GREENVILLE — The 28th annual Maine Forest Heritage Days is scheduled for Aug. 8-11. The weekend includes a bus tour through Maine’s working forest, a craft fair, carriage rides, chainsaw carving, a woodsman demonstration featuring chopping and ax throwing and the regional Game of Logging competition.

The Forest Heritage Days events start a day early this year on Thursday, Aug. 8. From 10 a.m. to 5 p.m. the Center for Moosehead History & Aviation opens with a “Logging & Lumbering” exhibit celebrating the logging industry in the Moosehead Lake region, with a newly curated exhibit of the B-52.

From 1-4 p.m. there will be guided tours through the Moosehead Historical Society & Museums. Take a trip back in time with the Moosehead Historical Society at 444 Pritham Avenue.

Forest Heritage Days

Observer file photo/Stuart Hedstrom
GENTLEMEN, START YOUR CHAINSAWS — Competition announcer Stuart Hall introduces the five entrants in the 2015 regional Game of Logging at the Greenville school grounds, held in conjunction with the annual Forest Heritage Days celebration. From left is Hall, Jeremy Grignon, Tom Fox — that year’s winner, John Grignon, Tyler McIntosh and Paul Cyr. The 2019 event gets underway at 9 a.m. on Saturday, Aug. 10 as part of Forest Heritage Days events running from Thursday evening through Sunday morning.

That evening at 7 p.m. will be the “History of Logging Aboard the Steamship Katahdin” as Rocky Rockwell tells tales of the last log drive on Moosehead Lake.

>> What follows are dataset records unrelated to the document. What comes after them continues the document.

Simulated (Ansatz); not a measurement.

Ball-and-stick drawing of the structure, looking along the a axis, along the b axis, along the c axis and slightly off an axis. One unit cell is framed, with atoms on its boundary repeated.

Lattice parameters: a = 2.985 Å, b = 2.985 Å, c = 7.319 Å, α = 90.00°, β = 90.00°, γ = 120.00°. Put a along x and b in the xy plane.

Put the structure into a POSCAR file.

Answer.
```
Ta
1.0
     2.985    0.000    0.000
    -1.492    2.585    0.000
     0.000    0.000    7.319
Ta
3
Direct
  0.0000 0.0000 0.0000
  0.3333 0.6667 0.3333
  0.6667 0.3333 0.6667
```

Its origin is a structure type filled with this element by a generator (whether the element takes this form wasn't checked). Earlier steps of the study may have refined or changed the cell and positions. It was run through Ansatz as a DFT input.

On Friday, Aug. 9 at 8 a.m. a six-hour working forest bus tour departs from the Greenville Consolidated School on Pritham Avenue. The excursion will travel through the Maine woods with educational stops, demonstrations and lunch. The bus tour will include a history and recreation tour at the Lily Bay Store House, an active logging operation and lunch at the Appalachian Mountain Club’s Medawisla Lodge with a presentation of “Kokadjo Logging Operations of Yore” by Suzanne AuClair from the Moosehead Historical Society. Tickets are required, with information available at www.forestheritagedays.org.

The Colby Woodsmen demonstration begins at 3 p.m. on the school campus, with old-time logging skills on display such as chopping and ax throwing.

From 5-7 p.m. there will be an open house at Moosehead Historical Society’s Lumberman’s Museum with special guest Rocky Rockwell available for questions and stories.

On Saturday, Aug. 10 a craft fair on the school grounds gets underway at 9 a.m. The fair includes area organization booths, with many featuring information on land use issues. The day will also feature forestry and recreation exhibits, a children’s area and a visit from Smokey the Bear.

The 29th annual Game of Logging competition gets underway at 9 a.m. as professional loggers from Maine and beyond compete to see who has the top skills for working in the woods.

Attendees can witness a chainsaw carving demonstration at 12:30 p.m. The Log-A-Load raffle drawing and prize presentations will both be at approximately 2:30 p.m.

On Sunday, Aug. 11 a woodsman’s breakfast will be served with a menu fit for a lumberjack from 7-10 a.m. at the American Legion on Pritham Avenue.

Throughout the weekend The Center for Moosehead History & Lumberman’s Museum will be open for self-guided tours and the restored steamboat The Katahdin will be going out on regular cruises.

The complete schedule as well as information about ticketed events can be found at www.forestheritagedays.org or the event Facebook page.

Forest Heritage Days is an annual community event that honors the state’s most historic industry. The forest products industry has been a staple in Maine for generations and provides an annual economic impact of $8 billion, employs one in 20 Mainers and contributes 28.9 percent of all state exports. Each year since 1991, families and community members gather to celebrate this vibrant industry with several days of forestry fun.